Theoretically, WTI crude should trade at a premium to Brent crude, given the quality, but this is not always the case. While the two crude oil varieties can trade at similar price points, each one has its own unique supply and demand market, and therefore its price reflects its individual market fundamentals.
Since the shale boom in the U.S., which resulted in a production increase of WTI, the price of WTI has gone down and usually trades at a discount to Brent. Furthermore, transporting WTI overseas to Brent crude’s market could come at a cost that would make WTI unable to compete with Brent crude in terms of pricing.
The major difference between the crude oils Brent Crude and West Texas Intermediate is that Brent Crude originates from oil fields in the North Sea between the Shetland Islands and Norway, while West Texas Intermediate is sourced from U.S. oil fields, primarily in Texas, Louisiana, and North Dakota. Both Brent Crude and West Texas Intermediate are light and sweet, making them ideal for refining into gasoline.
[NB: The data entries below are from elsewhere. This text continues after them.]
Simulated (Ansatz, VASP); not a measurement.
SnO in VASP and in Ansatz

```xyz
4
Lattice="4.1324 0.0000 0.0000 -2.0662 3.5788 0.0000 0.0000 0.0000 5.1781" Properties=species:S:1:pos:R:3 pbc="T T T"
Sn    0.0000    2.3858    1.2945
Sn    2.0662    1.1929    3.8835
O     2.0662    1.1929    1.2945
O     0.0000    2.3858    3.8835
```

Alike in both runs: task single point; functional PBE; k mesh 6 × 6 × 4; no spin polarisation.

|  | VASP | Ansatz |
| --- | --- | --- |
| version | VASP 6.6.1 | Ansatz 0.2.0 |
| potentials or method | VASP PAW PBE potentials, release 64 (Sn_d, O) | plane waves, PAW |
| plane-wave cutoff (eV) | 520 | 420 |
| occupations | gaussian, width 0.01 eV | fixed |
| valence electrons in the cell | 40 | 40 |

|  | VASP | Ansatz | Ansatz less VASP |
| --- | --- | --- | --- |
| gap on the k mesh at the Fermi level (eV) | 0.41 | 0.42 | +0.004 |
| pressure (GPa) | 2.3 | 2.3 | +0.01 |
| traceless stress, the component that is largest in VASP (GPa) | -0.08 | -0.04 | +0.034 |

During times of crisis, the spread blows out as political uncertainty leads to surges in Brent Crude prices. West Texas Intermediate is less affected because it is based in landlocked areas in the United States.The Historic Crash & Its Reason

“No one in America wants oil in the short term,” Jeffrey Halley of Oanda told clients on Monday.
US oil prices plunged, falling below $0 Monday to $-37.63 a barrel. That’s the lowest level since NYMEX opened oil futures trading in 1983. The extreme pressure on the WTI contract for May highlights ongoing concerns about the supply and demand dynamics plaguing the oil market.

Reason: Oil storage facilities are at risk of overflowing, raising the chance that some oil producers in the United States and Canada could start paying customers to take crude off their hands. Investors are particularly worried about storage reaching capacity in Cushing, Oklahoma, the main US hub. This hub has reached its 70% capacity and still adding 5 million barrels a day, every week from the last 5–6 weeks. If it continues to fill like this then it will reach to its full capacity in the next 3–4 weeks as nobody wants to take physical delivery of oil.
The June futures contract for WTI is trading around $22 per barrel, but that’s still sharply lower on the day. Brent crude futures, the global benchmark, fell 8% Monday to $25.81 per barrel.
Effect on Indian Economy:
Though WTI May futures expire on April 21, there will still be volatility in prices. But this does not mean that June futures do not have a scope of a similar situation.
Though it is obvious that India will benefit from such a situation as India’s oil import bill may halve if current crude price hold, given that it is the second-biggest oil consumer but the current environment of a lockdown does not help take the advantage even if we reopen soon. The current import of oil has reduced by almost 50% in volume to 2.3 mn bbl/day from 4.2 mn bbl/day. This will take a long time to normalize for the benefit to reflect.
Indian upstream companies like ONGC, Oil India may have to post losses as their production cost of Brent crude is around $31 /barrel and the market price is around $26 /barrel.
India Strategic Petroleum Reserve (SPR) is only 37 million barrels that is equivalent to 13–16 days usage at the current rate of consumption. India will not benefit much from these prices as the import volumes are also impacted by a large portion.
Saudi Arabia, Russia, and other producers tried to prop up prices with a deal last week to slash production by 9.7 million barrels per day in May and June, the deepest cut ever negotiated. But that isn’t expected to soak up the supply glut caused by evaporating demand for energy.